Notably, a major point of division within the revolution is precisely the issue of US imperialism. It has been clear for a while that the dominant opposition figures were looking for military intervention to tip the balance of forces in their favour. The US, responding to the sarin gas attack in a Damascus suburb, recently threatened military intervention, and, despite the evident reluctance of allies to join in a full bombing attack, Obama began expanding the US Navy’s presence in the Mediterranean in preparation for an attack. The rationale for the attack — which has been seemingly deferred indefinitely pending the outcome of U.S.-Russian negotiations — was to “punish” the use of chemical weapons: a more futile argument for war has rarely been offered. “Punishment” in this context is incredibly nebulous: anything from breaking a window to destroying some military installations to full-scale invasion could constitute “punishment.” How much “punishment” is sufficient? What can be achieved by this that could not be achieved by the usual elite negotiations? At any rate, the Syrian opposition is divided, with the jihadi groups positioning themselves as the most hardened anti-imperialists. Full-blown warfare has broken out in the areas freed from government control between FSA battalions and jihadists, who are in turn waging a military struggle among themselves.
This raging battle is all the more incapacitating given the disproportionate role that salafist jihadi groups have assumed in the armed struggle. Despite certain alarmist reports which tend to merge salafist fighters with ‘Islamists’ in toto, these particular Islamist groups — who practise a literalistic and puritanical version of Islam — probably represent a minority of the total fighters. But the salafists are nonetheless better organised, according to the UN commission report, they have taken part in every major military operation of the opposition and have led a number of them. According to Foreign Policy, “jihadists are still the rebels’ most lethal weapon. Jihadist suicide attacks have been responsible for some of the most important strategic gains recently: Rebel groups besieged Mennagh military airbase in Aleppo for more than a year, for example, but were unable to completely capture it — until [the jihadi group] ISIS dispatched its suicide bombers on Aug. 5. The same thing happened at the Hamidiya military complex in the northern province of Idlib last month.” The salafists’ disproportionate role exacerbates sectarianism and suppresses opposition activism, retarding the development of the revolution.
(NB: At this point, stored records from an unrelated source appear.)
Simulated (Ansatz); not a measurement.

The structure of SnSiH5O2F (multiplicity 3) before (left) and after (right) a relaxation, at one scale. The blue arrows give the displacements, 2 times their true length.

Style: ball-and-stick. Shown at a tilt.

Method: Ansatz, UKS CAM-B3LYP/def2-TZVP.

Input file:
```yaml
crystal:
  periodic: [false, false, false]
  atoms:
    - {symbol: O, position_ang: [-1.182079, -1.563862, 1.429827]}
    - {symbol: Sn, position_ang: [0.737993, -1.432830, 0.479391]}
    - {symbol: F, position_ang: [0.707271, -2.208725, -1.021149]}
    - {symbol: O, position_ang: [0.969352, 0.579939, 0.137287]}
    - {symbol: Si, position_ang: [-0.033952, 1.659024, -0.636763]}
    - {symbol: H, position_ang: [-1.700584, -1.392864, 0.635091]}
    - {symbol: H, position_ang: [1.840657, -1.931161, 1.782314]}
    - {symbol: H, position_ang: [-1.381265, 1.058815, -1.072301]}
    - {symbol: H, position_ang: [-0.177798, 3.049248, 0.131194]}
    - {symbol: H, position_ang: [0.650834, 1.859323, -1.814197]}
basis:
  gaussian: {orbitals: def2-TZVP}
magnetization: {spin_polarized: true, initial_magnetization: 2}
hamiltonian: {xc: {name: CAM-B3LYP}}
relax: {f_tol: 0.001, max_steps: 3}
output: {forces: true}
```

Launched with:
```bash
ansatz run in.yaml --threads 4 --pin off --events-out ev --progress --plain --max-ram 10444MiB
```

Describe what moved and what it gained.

It seems extremely unlikely at this point that the revolution will succeed. It was never going to be easy to break away the regime’s base, but if it hasn’t happened before this point in the struggle, it is less likely to happen now. The sectarian dynamic which the state has done so much to cultivate has a feedback effect in consolidating the unity and determination of loyalist fighters. There appear to be no good outcomes. The Syrian opposition may be forced to choose between years of a just war against a regime degenerating further into civil war and sectarian murder within a tripartite Syria, and an unjust peace, most likely negotiated between the US and Russia as much as between the opposition and the Syrian power bloc. Only Syrians can make that choice; others are fortunate not to have to.